The “Congress triumphed” argument gets the big dynamics completely wrong. From the standpoint of the separation of powers, it’s not Congress that won the power grab here, but the Supreme Court’s far-right majority.
The majority’s legal analysis ultimately centers on Article I of the U.S. Constitution, which vests “all legislative powers … in a Congress of the United States,” and Article II, which gives the president both the “executive Power” and a mandate to “take Care that the Laws be faithfully executed.” Strictly speaking, these job descriptions envision a Congress that generates laws and an executive branch that enforces those laws. But hundreds of federal agencies dot Washington, D.C., and many routinely make laws, referred to as “regulations,” because Congress gave them the power to do so.

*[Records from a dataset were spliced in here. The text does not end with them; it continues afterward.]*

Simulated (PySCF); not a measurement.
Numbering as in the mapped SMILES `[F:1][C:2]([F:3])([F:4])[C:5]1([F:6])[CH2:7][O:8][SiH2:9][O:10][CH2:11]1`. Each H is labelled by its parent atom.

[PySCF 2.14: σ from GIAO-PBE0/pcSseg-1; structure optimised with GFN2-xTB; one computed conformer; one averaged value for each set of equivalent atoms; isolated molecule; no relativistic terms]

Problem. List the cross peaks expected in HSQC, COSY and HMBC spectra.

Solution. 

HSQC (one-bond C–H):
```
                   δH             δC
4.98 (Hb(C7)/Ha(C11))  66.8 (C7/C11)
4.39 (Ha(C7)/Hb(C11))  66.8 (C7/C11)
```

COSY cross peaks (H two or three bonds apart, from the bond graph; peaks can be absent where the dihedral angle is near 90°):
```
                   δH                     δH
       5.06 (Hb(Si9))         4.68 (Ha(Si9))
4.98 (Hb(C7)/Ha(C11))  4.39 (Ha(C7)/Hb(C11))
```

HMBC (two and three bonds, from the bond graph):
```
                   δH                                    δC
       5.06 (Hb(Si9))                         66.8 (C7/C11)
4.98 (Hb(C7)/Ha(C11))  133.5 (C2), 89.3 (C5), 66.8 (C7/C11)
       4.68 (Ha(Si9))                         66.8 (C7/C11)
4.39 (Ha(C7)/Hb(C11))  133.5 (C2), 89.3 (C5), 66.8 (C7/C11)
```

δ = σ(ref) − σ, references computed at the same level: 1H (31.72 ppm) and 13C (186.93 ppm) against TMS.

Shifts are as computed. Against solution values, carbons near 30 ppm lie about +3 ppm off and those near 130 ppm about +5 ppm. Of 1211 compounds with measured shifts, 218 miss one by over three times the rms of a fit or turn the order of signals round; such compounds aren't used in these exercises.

The modern administrative state dates back to the Great Depression, when President Franklin Delano Roosevelt and a Democratic Congress created what’s been called an “alphabet soup” of New Deal agencies to enact sweeping regulatory reforms aimed at spurring economic recovery. The U.S. Supreme Court responded by striking down portions of the seminal National Industrial Recovery Act, on the theory that Congress’s transfer of lawmaking power (including the ability to enact codes of fair competition for private industry) to the executive branch violated Article I. This theory came to be known as the “non-delegation doctrine”—the idea that Congress cannot delegate its legislative power away to the executive branch. Following his reelection victory in 1936, FDR introduced a plan to expand the Supreme Court in a bid to outmaneuver similar attacks on his Social Security bill and the National Labor Relations Act. In a pivot known as the “switch in time that saved nine,” Justice Owen Roberts began voting with the more liberal justices on a series of issues, abandoning the non-delegation doctrine, which has not been activated by the Court since 1935.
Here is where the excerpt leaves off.